Shares in Sophos sank 18 per cent in early trading on Thursday, after the British cyber security group reported a slowdown in billings growth at the end of 2017.

The FTSE 250 group enjoyed bumper growth for most of last year, and lifted its forecasts in November, predicting full-year growth of between 20 and 22 per cent.

On Thursday it said billings rose 19 per cent year on year in the last three months of the year — the third quarter of its financial year — and even that weaker figure was flattered by currency movements. On a constant currency basis, growth was 14 per cent, a slowdown the company blamed on difficult comparisons after a new product launch a year ago.

Sophos maintained all its full-year forecasts and revenue growth strengthened, but investors appeared to be unimpressed, sending shares in the company down as much as 18 per cent to a five-month low. At publication time the stock was down 13.7 per cent to 537p.

Kris Hagerman, Sophos chief executive, said the company had continued to see “strong demand” over the quarter, and said customer reaction to a series of recent product launches had been “very positive”.

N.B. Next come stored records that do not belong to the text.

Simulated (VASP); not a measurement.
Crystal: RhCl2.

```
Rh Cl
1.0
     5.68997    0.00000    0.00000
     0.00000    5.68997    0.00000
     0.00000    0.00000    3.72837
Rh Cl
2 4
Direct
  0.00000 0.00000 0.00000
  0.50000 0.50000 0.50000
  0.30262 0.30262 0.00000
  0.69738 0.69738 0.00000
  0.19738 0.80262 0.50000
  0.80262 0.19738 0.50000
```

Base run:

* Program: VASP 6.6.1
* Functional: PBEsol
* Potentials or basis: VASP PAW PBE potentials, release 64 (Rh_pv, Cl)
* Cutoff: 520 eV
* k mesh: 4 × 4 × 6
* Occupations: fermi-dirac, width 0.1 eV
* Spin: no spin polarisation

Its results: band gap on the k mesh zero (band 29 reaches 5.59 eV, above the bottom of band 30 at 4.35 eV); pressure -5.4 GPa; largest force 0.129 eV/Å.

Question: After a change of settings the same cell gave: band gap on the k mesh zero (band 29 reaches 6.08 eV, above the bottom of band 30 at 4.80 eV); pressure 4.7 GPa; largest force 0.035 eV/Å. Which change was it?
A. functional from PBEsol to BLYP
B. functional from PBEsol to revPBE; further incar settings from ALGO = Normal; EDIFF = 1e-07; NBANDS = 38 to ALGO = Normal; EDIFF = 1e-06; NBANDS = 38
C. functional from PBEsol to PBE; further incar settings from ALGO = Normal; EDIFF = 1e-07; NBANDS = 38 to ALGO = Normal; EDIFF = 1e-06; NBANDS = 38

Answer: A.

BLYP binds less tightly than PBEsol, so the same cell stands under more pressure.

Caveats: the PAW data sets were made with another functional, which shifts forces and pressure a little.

Comments from Northern Trust Capital Markets analyst Ameet Patel, however, suggested investors were taking the slight slowdown as an opportunity to crystallise profits after the company’s strong:

We’ve been buyers of Sophos since its IPO, principally on grounds that it offered investors pure play exposure to the appealing cyber security theme - a theme which has grown in profile during that time …while we think the long term thematic is still interesting and that Sophos remains the clean way to play that, out initial read on today’s update is that there is at least some reason to question that momentum now. For now we think it would be wise to take profits and step off the buy, as may others, with the stock up 180 per cent since IPO in June 2015 to yesterday’s closing price.